Turkey chooses Erdogan to remain in power, this time as a more powerful president
YEREVAN, JUNE 25, ARMENPRESS. Turkey’s incumbent President Recep Tayyip Erdogan has been re-elected, as 99% of ballots have been counted so far in the general elections. Turkey held both presidential and parliamentary elections June 24.
Turkey’s state-run Anadolu news agency reported that Erdogan, leader of the AKP party, has garnered 52,5% of votes.
Erdogan’s main rival Muharrem İnce from CHP received 30,6%.
Selahattin Demirtas from HDP, who ran for presidency from prison, got 8,3%.
The parliamentary election resulted in the following composition – the ruling AKP will have 293 seats, CHP will have 146 seats, HDP will have 67 seats, the Nationalist Movement Party MHP will have 50 seats and the IYI party will have 44 seats. The ruling AKP party ran in an alliance with MHP – the Nationalist Movement Party. Thus, Erdogan’s alliance will have 343 seats in the 600-seat parliament.
A record high turnout was recorded – 87,5%.
Speaking to a crowd of supporters after the results were announced early Monday from a balcony of Justice and Development (AKP) Party headquarters in capital Ankara, Erdogan said “every one of the 81 million Turkish citizens is a winner”, according to the state-run Anadolu news agency.
"Winners of June 24 elections are Turkey, Turkish nation, sufferers of our region and all oppressed in the world," he said, according to Anadolu.
He also thanked Nationalist Movement Party (MHP) leader, members and voters.
"I would like to express my gratitude to my people, my brothers and sisters who put their trust in me, my alliance and my party," he said, according to Anadolu.
“Democracy is the winner of Sunday's presidential and parliamentary elections”, he said, noting that the results of the parliamentary elections aren’t what he expected.

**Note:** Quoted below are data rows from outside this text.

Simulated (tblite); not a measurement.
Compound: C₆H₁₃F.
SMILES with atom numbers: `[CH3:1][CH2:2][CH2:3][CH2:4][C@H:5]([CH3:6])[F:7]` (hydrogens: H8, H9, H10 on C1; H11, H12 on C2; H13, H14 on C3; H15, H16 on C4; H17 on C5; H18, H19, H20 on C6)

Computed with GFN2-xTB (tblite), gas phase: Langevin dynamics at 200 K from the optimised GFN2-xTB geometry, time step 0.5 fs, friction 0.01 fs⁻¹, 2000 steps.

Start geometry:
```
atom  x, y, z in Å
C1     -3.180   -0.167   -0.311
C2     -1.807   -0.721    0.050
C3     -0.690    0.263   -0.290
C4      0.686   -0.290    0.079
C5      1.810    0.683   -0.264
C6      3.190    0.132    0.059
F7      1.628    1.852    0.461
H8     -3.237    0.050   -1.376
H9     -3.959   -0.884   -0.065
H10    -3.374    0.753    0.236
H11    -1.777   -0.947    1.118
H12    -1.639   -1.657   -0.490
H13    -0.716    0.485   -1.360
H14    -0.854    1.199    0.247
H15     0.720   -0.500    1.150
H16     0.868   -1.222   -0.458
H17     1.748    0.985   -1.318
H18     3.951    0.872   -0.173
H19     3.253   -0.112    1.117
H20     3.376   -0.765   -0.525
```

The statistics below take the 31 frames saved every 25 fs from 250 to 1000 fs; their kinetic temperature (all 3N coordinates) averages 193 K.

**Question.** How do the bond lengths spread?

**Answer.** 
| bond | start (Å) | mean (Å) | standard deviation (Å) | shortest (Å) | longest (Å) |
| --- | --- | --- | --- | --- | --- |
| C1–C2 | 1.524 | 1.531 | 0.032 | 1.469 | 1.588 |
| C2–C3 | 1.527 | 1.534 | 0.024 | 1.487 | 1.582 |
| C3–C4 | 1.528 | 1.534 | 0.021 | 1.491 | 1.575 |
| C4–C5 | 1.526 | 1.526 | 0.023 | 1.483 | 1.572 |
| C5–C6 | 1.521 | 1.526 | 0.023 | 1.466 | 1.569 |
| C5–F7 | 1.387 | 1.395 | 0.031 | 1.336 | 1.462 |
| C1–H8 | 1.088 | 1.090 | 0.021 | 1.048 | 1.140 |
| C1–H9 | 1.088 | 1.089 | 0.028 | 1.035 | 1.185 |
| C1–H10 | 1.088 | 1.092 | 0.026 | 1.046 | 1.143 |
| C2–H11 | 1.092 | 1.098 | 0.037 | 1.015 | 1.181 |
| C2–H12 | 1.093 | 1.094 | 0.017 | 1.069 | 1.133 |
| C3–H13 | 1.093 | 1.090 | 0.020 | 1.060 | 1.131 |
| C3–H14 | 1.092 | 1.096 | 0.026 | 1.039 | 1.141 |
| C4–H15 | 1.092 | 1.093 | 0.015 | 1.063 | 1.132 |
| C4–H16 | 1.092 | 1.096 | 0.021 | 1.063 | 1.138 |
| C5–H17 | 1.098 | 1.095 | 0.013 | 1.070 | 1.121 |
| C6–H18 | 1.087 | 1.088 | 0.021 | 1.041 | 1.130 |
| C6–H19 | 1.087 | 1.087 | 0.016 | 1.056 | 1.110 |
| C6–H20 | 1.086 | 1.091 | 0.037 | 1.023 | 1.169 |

After this re-election, Erdogan will have a lot more powers as the constitution has beefed-up the president’s authorities. These include: Directly appointing top public officials, including ministers and vice-presidents, the power to intervene in the country's legal system, the power to impose a state of emergency.
In addition to those changes, the job of prime minister will be scrapped.
The country is set to transition from a parliamentary system to a full presidential system.